I transmit herewith to the Senate, for consideration with a view to ratification, a convention concluded on the 29th of July, 1882, between the United States and Mexico, providing for an international boundary survey to relocate the existing frontier line between the two countries west of the Rio Grande.
CHESTER A. ARTHUR.
OFFICE OF THE PRESIDENT OF THE UNITED STATES,
Washington, August 4, 1882.
To the Senate of the United States:
In reply to a resolution of the Senate passed April 25, 1882, I transmit herewith a communication, with accompanying papers, from the Secretary of the Navy, in relation to the title by which the United States holds the land now occupied as a navy-yard at Boston, Mass.
CHESTER A. ARTHUR.
EXECUTIVE MANSION, August 5, 1882.
To the House of Representatives:
I transmit herewith a report of the Secretary of State, submitted in compliance with the resolution of the House of Representatives of the 28th of June, calling for additional information respecting the case of American citizens under arrest in Ireland.
CHESTER A. ARTHUR.
EXECUTIVE MANSION, Washington, August 7, 1882.
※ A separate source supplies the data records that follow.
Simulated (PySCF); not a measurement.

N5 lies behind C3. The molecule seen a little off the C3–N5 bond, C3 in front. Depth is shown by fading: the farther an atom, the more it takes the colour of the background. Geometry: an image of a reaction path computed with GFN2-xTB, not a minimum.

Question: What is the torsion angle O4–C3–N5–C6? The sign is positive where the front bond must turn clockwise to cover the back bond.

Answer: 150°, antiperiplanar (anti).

To the Senate of the United States:
I transmit herewith to the Senate, with a view to ratification, a convention concluded this day between the United States of America and His Majesty the King of Spain, supplementary to the extradition convention concluded between said countries on the 5th day of January, 1877.
CHESTER A. ARTHUR.
VETO MESSAGES.
EXECUTIVE MANSION, Washington, April 4, 1882.
To the Senate of the United States:
After careful consideration of Senate bill No. 71, entitled “An act to execute certain treaty stipulations relating to Chinese,” I herewith return it to the Senate, in which it originated, with my objections to its passage.
A nation is justified in repudiating its treaty obligations only when they are in conflict with great paramount interests. Even then all possible reasonable means for modifying or changing those obligations by mutual agreement should be exhausted before resorting to the supreme right of refusal to comply with them.
These rules have governed the United States in their past intercourse with other powers as one of the family of nations. I am persuaded that if Congress can feel that this act violates the faith of the nation as pledged to China it will concur with me in rejecting this particular mode of regulating Chinese immigration, and will endeavor to find another which shall meet the expectations of the people of the United States without coming in conflict with the rights of China.
The present treaty relations between that power and the United States spring from an antagonism which arose between our paramount domestic interests and our previous relations.